And they are not an alternative to Document Stores.

Document Stores

Document Stores are designed to hold complete human-readable documents and messages.

The documents are stored and indexed without being “normalised” or dismembered into tables

(They may however undergo algorithmic, lossless data compression.)

The database has no schema!

Instead, the vocabulary and grammatical structure of each document is declared (often by reference to a schema document) in the document itself.

The vocabulary (typically English) is human-readable, and doesn’t have been altered for storage-efficiency.

However, the grammatical structure is limited to that of regular expressions, because that is the only grammar readable by a computer.

And the only grammar you can define using a data flow language such as XML or JSON.

So, the documents and messages are defined using self-describing data structure formats such as:

· XML - a data format used in OASIS message schemas and in OAGIS Business Object Documents (BODs)

· SAP Intermediate Documents (IDocs).

Aside: Don’t confuse OASIS and OAGIS.

OASIS is a standards body that publishes standard schemas for XML messages.

OAGIS is a specific standard for business-to-business integration from a different standards body, the OAG.

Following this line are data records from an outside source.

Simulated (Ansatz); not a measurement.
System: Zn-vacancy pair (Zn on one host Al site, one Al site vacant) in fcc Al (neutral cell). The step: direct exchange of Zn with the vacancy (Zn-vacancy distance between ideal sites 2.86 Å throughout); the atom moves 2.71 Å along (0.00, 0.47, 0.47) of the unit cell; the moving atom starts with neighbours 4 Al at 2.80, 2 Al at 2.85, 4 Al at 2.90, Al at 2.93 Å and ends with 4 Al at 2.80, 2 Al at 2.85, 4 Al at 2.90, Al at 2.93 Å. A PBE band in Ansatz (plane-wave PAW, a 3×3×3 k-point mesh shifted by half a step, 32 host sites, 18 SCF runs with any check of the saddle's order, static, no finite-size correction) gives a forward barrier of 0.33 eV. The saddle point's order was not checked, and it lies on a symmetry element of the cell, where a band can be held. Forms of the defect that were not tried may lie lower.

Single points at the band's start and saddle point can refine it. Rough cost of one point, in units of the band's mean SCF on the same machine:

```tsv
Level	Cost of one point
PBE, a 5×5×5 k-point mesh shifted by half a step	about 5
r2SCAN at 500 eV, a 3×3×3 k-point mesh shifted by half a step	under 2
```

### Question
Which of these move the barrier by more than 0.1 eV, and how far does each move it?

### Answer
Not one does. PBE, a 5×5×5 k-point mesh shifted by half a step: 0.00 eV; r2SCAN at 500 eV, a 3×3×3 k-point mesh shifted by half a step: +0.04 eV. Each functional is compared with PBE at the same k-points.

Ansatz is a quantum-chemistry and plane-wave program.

OAGIS BODs and SAP IDocs are different from OASIS “for information” messages.

It isn’t just that a document is a collection of related content that is stored for future reference.

The crucial point is that documents are created and used in the natural course of business processes.

The source, timing and sequence of document creation and receipt may be highly significant to their processing and needs to be recorded.

The Document Store design process

The storage structure of a Document Store (like the denormalised structure of data warehouse) is less economical than a relational database.

But it is unhelpful to think of a Document Store as a denormalised database, because the development lifecycles are different.

This table compares the two processes.

Investigate any controlled vocabulary or conceptual model used in the business context.
Document definition (messages, displays, forms and reports)
Define documents needed/used to perform activities in roles or processes. Define documents created in the course of performing activities in roles or processes. Define the documents’ data items in a data dictionary or canonical data model.
Database design	Document Store design
Analyse I/O documents to find “entities” identified by primary keys.
Define a logical data model - by “normalising” and relating the entities.	Define each input document as a logical structure (a regular expression)
Define additional audit trail data to be stored (data entry time, place etc.)	Define additional context data to be stored (document provenance information etc.)
Code the data model as a database schema using the chosen Database Management System.	Code the input data structures using the chosen data format standard (XML, JSON, whatever)
Refine the database design to ensure processes are performant.	Refine the database design to fulfil output requirements, while keeping input documents intact.
Design to ensure the database satisfies CIA and scalability requirements.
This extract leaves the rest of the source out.